Dear Dr. Moore,
In the middle of my premarital counseling with our pastor, I found out that my fiance has had, what he calls, ongoing struggles with pornography. I was kind of floored by this because I hadn’t known anything about it until now. One of the things that drew me to this man was his call to gospel ministry....Can you help me know what to do? Should I just go forward, or what? How will I know that this is sufficiently addressed? And I don’t have much time because the wedding is right around the corner.
Sincerely,
Engaged and Confused
4 comments:
Some concerns:
1) This is the first she heard of it. Can she still trust this man?
2) Pursuing the ministry yet the struggle is "ongoing". What does it mean when leaders are called to be "above reproach"?

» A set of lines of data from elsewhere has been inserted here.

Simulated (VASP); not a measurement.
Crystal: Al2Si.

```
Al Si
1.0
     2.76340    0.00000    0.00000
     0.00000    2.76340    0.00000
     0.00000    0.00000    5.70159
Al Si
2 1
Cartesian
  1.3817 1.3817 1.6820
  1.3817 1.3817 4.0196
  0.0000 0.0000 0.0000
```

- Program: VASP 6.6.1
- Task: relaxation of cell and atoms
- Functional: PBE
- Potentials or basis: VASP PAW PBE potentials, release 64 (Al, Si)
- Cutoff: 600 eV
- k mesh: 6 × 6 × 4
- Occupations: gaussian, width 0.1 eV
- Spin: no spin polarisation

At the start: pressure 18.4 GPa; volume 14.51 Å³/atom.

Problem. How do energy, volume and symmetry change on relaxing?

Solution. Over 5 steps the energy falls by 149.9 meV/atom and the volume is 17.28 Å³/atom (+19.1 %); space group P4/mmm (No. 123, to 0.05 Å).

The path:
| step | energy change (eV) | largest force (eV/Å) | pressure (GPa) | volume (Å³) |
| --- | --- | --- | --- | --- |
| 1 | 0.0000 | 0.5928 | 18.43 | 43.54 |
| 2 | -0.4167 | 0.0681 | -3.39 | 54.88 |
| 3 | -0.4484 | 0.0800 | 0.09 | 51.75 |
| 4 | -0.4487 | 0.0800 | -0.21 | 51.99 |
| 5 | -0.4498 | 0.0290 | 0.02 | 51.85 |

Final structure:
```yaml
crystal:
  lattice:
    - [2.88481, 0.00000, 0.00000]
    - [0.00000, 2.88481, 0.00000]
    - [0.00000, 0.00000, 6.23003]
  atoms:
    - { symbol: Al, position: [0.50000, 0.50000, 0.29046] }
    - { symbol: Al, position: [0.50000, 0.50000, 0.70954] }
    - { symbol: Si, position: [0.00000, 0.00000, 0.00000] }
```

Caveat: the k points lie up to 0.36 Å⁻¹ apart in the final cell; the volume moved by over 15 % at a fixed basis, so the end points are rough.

Marriage is not a guessing game. Take the time needed to determine if you can still commit the remainder of your earthly life to submissively following this man as your leader.
Covenant isn't about the performance of the other person but rather a promise made to God that we will rely on His strength to serve each other until death.
I agree with Anonymous-1:
If this is the first she's heard of it, there are some serious communication and honesty issues. Perhaps also with herself if it has never crossed her own mind to discuss related subjects with her fiance.
However, it is difficult to say more than that because we don't know exactly what "ongoing" means. All men struggle with sexual favor and I would seriously doubt that there is a single male (or female) leader in the ministry who has remained "above reproach"...since all sin, sexual or otherwise, is first conceived in the mind.
I would definitely say that it would be foolish to get married just because the wedding was "right around the corner." There is entirely too much pressure and shame in postponing a wedding. It may be that all issues can be resolved in a healthy manner, but I would consider the very lack of communication over such a serious issue greater grounds for postponing the wedding than the issue itself.
Marriage is not a guessing game, true, so use the time and the information you have at hand to do the best you can.
Marriage is also not a guarantee either and ultimately only God can take you both where so many have foolishly dared to go it alone.
* Sorry - I meant all men struggle with sexual failure!....
Is this the first she'd heard of it due to him trying to "keep it" from her? Or is this the first she heard of it because this was the first time the subject came up? The fact that he was willing to discuss it in front of a third party suggests the latter. In my opinion, our attitude should reflect a degree of charitable judgment.
Additionally, the statistics on pornography are astounding. Statistically speaking, almost every male has seen it, about 80% of Christian men "struggle" with it, and even amongst women the number hovers at about 50% (and climbing!). Of course, this does not detract from the sinfulness of pornography. However, the projection that the guy is a low-down-good-for-nothing-apostate-and-all-around-creepy-slimeball is unfair. Unless, of course, one is prepared to label approximately 80% of Christian men, and 50% of Christian women, in the same manner.
Marriage is a union of two sinful people. If you expect perfection in your partner you will first find yourself with an unrealistic expectation, and second, prove yourself a hypocrite - for no one, including self, is perfect. On the one hand, any of the sinful tendencies in either partner can be a reason to walk away. On the other hand, some sinful behaviors and/or attitudes are more egregious and acutely damaging to a relationship. Perhaps this sin, or more specifically, the man's attitude towards this sin, is a deal breaker. Or maybe not. We aren't privy to all the details of what transpired in that counseling session, or others. Beware a legalistic, graceless, unforgiving attitude that is quick to pass judgment before all the information has been understood.
In my opinion this young woman did not provide enough information - at least in the published version of her question - for anyone, Dr. Moore included, to give definite prescriptive counsel.